As the next four years unfold, calling your elected representatives, volunteering and engaging in our system of government will be vital and will (excluding nuclear annihilation) make us stronger in the long run.

Unfortunately, it is my belief that Americans on the whole don’t want to be bothered. Though we’ve suffered and will continue to suffer through myriad social and economic challenges, we haven’t had a draft since the 1970s. If the Donald really pushes and jeopardizes American safety, however, the shit will hit the fan.

Speaking of the big D, I wonder how long before Americans start tuning out his personality? We need to watch what he does—not what he says, no matter how shocking. Not only do Americans not want their safety threatened, they also don’t have the attention span to focus on anyone for four years. There’s no such thing as being consistently outrageous, I don’t care who you are, Donald Trump included.
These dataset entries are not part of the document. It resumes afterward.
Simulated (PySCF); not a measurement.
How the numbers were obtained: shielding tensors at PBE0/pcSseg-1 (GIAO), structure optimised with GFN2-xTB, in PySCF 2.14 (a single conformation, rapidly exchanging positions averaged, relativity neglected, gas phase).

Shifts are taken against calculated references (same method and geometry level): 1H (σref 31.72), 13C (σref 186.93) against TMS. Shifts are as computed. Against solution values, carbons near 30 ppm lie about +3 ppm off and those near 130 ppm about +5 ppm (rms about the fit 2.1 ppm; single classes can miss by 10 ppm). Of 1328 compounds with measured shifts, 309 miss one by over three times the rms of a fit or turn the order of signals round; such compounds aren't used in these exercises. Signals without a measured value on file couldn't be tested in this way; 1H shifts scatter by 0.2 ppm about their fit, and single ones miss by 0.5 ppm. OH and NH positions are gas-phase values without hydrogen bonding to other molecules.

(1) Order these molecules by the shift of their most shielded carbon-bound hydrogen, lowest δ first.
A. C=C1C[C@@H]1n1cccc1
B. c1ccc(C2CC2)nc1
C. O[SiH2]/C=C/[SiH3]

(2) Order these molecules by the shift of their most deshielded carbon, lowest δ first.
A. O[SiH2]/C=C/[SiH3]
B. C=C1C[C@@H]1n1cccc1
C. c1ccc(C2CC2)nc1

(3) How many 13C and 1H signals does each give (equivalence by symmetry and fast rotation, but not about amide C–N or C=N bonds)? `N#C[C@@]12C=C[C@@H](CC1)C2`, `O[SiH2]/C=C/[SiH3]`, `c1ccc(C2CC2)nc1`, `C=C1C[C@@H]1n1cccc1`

To my politico friends: I would love someone to weigh in on what happens when a president tweets whatever the fuck he wants whenever he wants. Our system of government is only effective to the degree that it works. When the president says whatever, whenever and politicians have to react, then what? Even the past GOP administrations were led by statesmen experienced enough to not run their mouths and start conflict before they even took office.

Finally, on a related note, even though I’m not taking my own advice, a social media diet is in order. Especially before bed.

I also don’t recommend watching A Boy and His Dog at any point in the next four years, no matter who recommends it to you.